A splendid choice for masochists; a 4-hour pain-fest for just about everyone else

















Photo credit: Jan Versweyveld


Review By: Theatre Monthly Panel


The idea of appending the word “porn” to various hobbies has become cliché: a word that had once been reserved for men in trench coats standing on shady corners now shows up as “real estate porn”, “baking porn”, and even “closet porn”, where voyeurs presumably ogle at neatly folded blouses and neckties. Ivo van Hove’s arresting A Little Life at the Harold Pinter Theatre manages to bundle all sorts of porn together. Based on Hanya Yanagihara’s 2015 sprawling, door-stop novel, the drama will fascinate you, if you have a penchant for searing scenes of self-abuse, occasionally leavened by talk of high-flying Manhattan lawyers and low-lying Soho artists who make it big at Upper East side galleries. Otherwise, you might leave feeling brutalised and manipulated.


At some point in the nearly four-hour play, most audience members will look away, some will wipe tears, and others will stare at their partners wondering why in the world they have been plunged into such a dark place. Not that the stage is dark. Van Hove’s clever use of lighting and video screens of New York footage creates a kind of gladiator arena, as the protagonist Jude endures violence and humiliation, first at the hands and body parts of monks in a monastery, who rape and torture him, and later at the hands of so-called friends. Just as in the novel (which 2 of our 3 review panelists had read prior to seeing the play), things just get worse. And worse. And worse.

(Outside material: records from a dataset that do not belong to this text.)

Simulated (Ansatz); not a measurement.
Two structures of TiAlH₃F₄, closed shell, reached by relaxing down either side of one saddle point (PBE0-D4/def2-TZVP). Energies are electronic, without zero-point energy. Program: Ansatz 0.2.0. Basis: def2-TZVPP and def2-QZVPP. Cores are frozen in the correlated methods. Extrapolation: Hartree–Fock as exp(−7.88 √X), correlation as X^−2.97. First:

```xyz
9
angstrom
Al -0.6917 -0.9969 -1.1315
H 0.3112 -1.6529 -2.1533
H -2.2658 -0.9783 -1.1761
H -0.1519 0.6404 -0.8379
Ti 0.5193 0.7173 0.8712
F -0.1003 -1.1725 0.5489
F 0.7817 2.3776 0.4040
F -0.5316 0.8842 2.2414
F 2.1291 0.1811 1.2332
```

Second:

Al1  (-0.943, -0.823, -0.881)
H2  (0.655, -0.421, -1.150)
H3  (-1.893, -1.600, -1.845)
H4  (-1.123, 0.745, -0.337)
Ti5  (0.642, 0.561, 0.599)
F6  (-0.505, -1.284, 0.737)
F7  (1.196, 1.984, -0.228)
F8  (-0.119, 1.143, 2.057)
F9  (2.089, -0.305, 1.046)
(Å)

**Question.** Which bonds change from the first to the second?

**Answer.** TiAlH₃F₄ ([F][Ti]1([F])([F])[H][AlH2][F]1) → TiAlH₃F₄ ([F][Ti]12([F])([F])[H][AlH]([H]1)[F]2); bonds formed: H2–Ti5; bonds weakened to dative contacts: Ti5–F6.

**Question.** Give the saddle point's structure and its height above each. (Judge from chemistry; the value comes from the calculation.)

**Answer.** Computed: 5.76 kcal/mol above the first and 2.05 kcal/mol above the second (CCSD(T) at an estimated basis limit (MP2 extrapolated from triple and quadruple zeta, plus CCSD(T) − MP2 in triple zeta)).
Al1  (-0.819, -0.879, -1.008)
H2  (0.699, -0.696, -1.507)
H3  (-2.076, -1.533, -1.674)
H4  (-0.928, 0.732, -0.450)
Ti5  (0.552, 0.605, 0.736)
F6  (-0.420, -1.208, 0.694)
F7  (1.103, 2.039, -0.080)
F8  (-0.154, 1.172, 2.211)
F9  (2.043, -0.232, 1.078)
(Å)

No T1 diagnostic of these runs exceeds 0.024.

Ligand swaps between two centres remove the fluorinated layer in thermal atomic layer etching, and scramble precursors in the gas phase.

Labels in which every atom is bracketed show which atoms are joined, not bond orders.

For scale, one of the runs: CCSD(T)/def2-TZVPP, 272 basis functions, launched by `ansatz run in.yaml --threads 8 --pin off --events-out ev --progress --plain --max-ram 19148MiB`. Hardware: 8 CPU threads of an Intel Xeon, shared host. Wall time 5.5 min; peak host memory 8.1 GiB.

James Norton, first known to television watchers as the crime-solving vicar in Grantchester delivers a heartbreaking performance. He brings an otherworldliness that emphasises his vulnerability and elicits audience sympathy. His nakedness on stage is not gratuitous because his character is stripped of everything human and humane over the course of the show. There is blood, too. Hamlet, who bemoans slings and arrows of outrageous fortune, had it easy compared to Norton’s Jude. At one point Jude takes up a Christ-like pose as he is beaten and then seems to rise off the ground. Has the Crucifixion ever been staged in London with more horror? Scenes are sometimes accompanied by a string quartet on stage, and at one point Norton sings Mahler.


All of the performers do their best with this dire source material, especially those who portray those who Jude is close to, including his friends Willem (Luke Thompson), JB (Omari Douglas), Malcolm (Zach Wyatt), and adoptive father Harold (Zubin Varla). The book, which lacks any fragment of nuance, catharsis, or depth, but rather just portrays cycle after cycle of meaningless violence, is by Koen Tachelet, Van Hove and Yanagihara.


Who should come to the Harold Pinter Theatre to see A Little Life? Aside from devoted fans of van Hove and Norton, those who want to observe audiences as they are pummeled with melodrama and nihilistic notions. It is a well-told, well-staged, awful story that some will find arresting. Others will wonder why no one was arrested for inflicting such savagery and despair onto innocent audience members.